Hildegard Behrens & Ken Noda in the Temple of Dendur
Lieder resounding: Songs of anguish and joy, of tears and dreams, of hope and love




Click HERE to see inset photos again.     Photos © FanFaire 2000

Friday Evening in New York City ~ May 19, 2000 ~

The line started to form an hour before performance time, early-bird ticket-holders eager to claim the best seats in the house for this free-seating event, and people in wait for cancellation tickets. Yes, this was a sold-out performance; for this was no ordinary house, the Temple of Dendur; and the star of the evening, Hildegard Behrens, no ordinary singer. Indeed the event could have been billed "Goddess Isis Meets a Goddess of Opera." (A gift to the USA by the Egyptian people, the temple was built in 15 BC as a shrine to Isis, the Egyptian goddess of protection, worshipped as the perfect mother with magical powers of healing. Ms. Behrens for her part has been called Die Göttin der Oper in German popular media.)

Except of course that this was not an evening of opera, but of Lieder - that unique musical genre that beautifully weds poetry to music and makes equal partners of instrument and voice. Thus Lieder is more than a just bunch of songs; and Liederabend, as the Germans call it and as we know it today (thanks to Franz Schubert and his fellow 19th century Romantics), is a very special evening of song, as this one certainly was....

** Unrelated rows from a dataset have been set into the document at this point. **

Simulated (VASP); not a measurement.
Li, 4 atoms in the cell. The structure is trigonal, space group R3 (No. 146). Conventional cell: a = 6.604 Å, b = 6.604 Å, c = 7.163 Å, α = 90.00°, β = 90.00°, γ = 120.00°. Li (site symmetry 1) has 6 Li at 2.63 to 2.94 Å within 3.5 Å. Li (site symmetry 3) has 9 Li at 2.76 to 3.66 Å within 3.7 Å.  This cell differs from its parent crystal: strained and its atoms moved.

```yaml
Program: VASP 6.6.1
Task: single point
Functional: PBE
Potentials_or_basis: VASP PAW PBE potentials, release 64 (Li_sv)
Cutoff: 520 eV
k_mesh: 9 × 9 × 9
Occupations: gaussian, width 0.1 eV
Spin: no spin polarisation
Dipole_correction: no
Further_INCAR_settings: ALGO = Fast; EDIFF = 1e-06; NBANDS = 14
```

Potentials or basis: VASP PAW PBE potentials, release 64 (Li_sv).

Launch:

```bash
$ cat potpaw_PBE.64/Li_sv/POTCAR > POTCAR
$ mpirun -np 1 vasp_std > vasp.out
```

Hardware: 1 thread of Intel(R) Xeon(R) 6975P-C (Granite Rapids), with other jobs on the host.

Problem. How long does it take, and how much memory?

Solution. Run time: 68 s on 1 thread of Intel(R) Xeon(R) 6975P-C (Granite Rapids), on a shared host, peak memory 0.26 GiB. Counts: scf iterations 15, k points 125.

It began as the last colors of sunset filtered through the glass roof and the gallery lights dimmed, signalling the artists' imminent entry. Then from behind the pillars of the Temple of Dendur, attired in regal maroon, Ms. Behrens walked in quiet elegance into the magnificent hall of limestone and glass, wiith pianist Ken Noda not far behind. She soon set the mood for the evening, as she tenderly sang of Die Lorelei *, of how folklore's maiden of the Rhine enchanted a boatman to his death as she sang in the "evening sunshine". Having warmed up with the best known of Franz Liszt's Lieder, she went on to sing two more: the legend of the King of Thule (like Schubert's more familiar adaptation Erlkönig, drawn from a tale in Goethe's Faust), and Ich liebe Dich, a litany of love which defined the theme for the rest of the evening. The songs left no doubt that Liszt, known to all as the piano virtuoso, was also a master of song.
© GC/FanFaire2000


* from the album Premier Recital with David Syrus, piano, (EMI 7475512)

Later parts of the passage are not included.